As David poured out his heart to the Lord “I know my transgressions, and my sin is ever before me. Against you, you alone have I sinned …” (Ps 51.3-4a) so Manasseh, incarnate evil, cries “for the sins I have committed are more in number than the sand of the sea my transgressions are multiplied, O Lord, they are multiplied!

Like the poor tax collector (who more than slightly “echoes” the language of Manasseh!) that would not even “look up to heaven” but implored “God, be merciful to me, a sinner!” (Luke 18.13), Manasseh confesses he is unfit to even “look up and see” the height of heaven.

Here is, again in my opinion, one of the most beautiful and memorable phrases in all spiritual literature. The need for divine forgiveness and acceptance is expressed in unforgettable poetry. The Prayer says

And now I bend the knee of my heart imploring you for your kindness.
I have sinned, O Lord, I have sinned,
and I acknowledge my transgressions.

The penitent prayer warrior places emphasis (in the preserved Greek text anyway) upon his unworthiness. Yet the petition is simultaneously bold for the verb aniemi (aorist imperative) rendered “forgive” in v.13 means to “let go unpunished.”[4] Evil Incarnate dares to pray to go unpunished! He has no doubt of his unworthiness but he dares … dares … to pray to go unpunished! What a radical, shocking unveiling in this Jewish prayer … Manasseh believes in the infinite hesed of Yahweh which results is in astonishing grace.

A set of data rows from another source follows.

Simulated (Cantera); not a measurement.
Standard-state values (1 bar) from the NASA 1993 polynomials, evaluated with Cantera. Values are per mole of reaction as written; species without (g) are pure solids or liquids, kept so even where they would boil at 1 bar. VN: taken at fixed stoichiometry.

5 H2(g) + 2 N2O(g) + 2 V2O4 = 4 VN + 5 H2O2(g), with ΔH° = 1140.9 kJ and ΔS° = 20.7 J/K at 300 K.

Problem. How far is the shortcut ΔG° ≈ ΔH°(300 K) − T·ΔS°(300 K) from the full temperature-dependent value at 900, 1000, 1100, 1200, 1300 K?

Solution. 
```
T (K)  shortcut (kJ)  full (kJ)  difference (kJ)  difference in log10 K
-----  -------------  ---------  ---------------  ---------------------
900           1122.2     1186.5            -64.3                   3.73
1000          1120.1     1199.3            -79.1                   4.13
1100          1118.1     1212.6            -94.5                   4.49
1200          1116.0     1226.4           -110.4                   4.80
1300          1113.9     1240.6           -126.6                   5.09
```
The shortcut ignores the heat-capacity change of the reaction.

Verse 14 is perhaps the climax of the prayer. It is here that the sinner, that is as dark as the blackest night, exudes a confidence in his God that is truly astonishing. So astounding those clouded by their anti-semitic glasses could not imagine a Jew praying with such confidence in God. But here it is,

for unworthy as I am,
you WILL save me

according to your great mercy.”

The TEV captures something of the “mood” here:

Show me all your mercy and kindness
and save me,
EVEN THOUGH I DO NOT DESERVE IT.

This confident assurance though is in complete harmony with the Story told, sang and prayed throughout the “Old Testament.” In fact this confident assurance in the character of God is rooted in the confession, the Creed of Israel, in vv. 6-7 (Ex 34.6-7). God’s mercy, by his own testimony, is infinite.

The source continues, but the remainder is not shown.